Of Scribes and Kings and that Pesky Genre…

I often get asked by readers or curious bystanders, “What kind of books do you write?”
I’ve always struggled to answer, because to be honest, I’ve never come across anything else they are similar to. I like to describe them as “fantasy that reads like historical fiction.” Author Elizabeth Chadwick said of The Scribe’s Daughter that it has echoes of being historical without containing any actual history. Or as author Sharon Kay Penman says, the book[s] “could be easily rooted in the Middle Ages but isn’t.” Sticklers of genre would probably call it high concept and low fantasy, but I’d say it’s only just (think Game of Thrones – the first book – by George RR Martin.)
So what is low fantasy? Author Laura Pohl defines it in this blog article as “books in which the fantasy elements appear, but they do very little for the story. Sometimes it can also be a fantasy set in a different world, but with a place that has no magic at all!”  She gives examples of Daughters of Ruin by KD Castner, also Game of Thrones, Ocean at the End of the Lane by Neil Gaiman, and The Lies of Locke Lamora by Scott Lynch.
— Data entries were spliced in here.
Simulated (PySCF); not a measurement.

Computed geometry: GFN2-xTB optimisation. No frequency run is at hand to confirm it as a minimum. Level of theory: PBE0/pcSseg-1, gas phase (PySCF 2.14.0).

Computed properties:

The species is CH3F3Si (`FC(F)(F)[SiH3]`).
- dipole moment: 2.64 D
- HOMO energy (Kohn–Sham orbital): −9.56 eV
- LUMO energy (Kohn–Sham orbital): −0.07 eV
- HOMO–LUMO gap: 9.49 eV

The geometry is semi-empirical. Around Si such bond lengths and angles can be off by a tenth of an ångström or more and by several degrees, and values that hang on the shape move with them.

But hold the phone… I think a case could be made that my books also blur the lines between genre fiction and literary fiction, because I set out first and foremost to write a character-driven book with Kassia. That is the definition of literary fiction (for the most part). Plot comes second, and it did for me, even if the plot is quite strong.
So if you’ve ever wondered why I stammer if you’ve asked me this question in the past, this is why. *points wildly at above text*  It’s hard to put that all into a single sentence!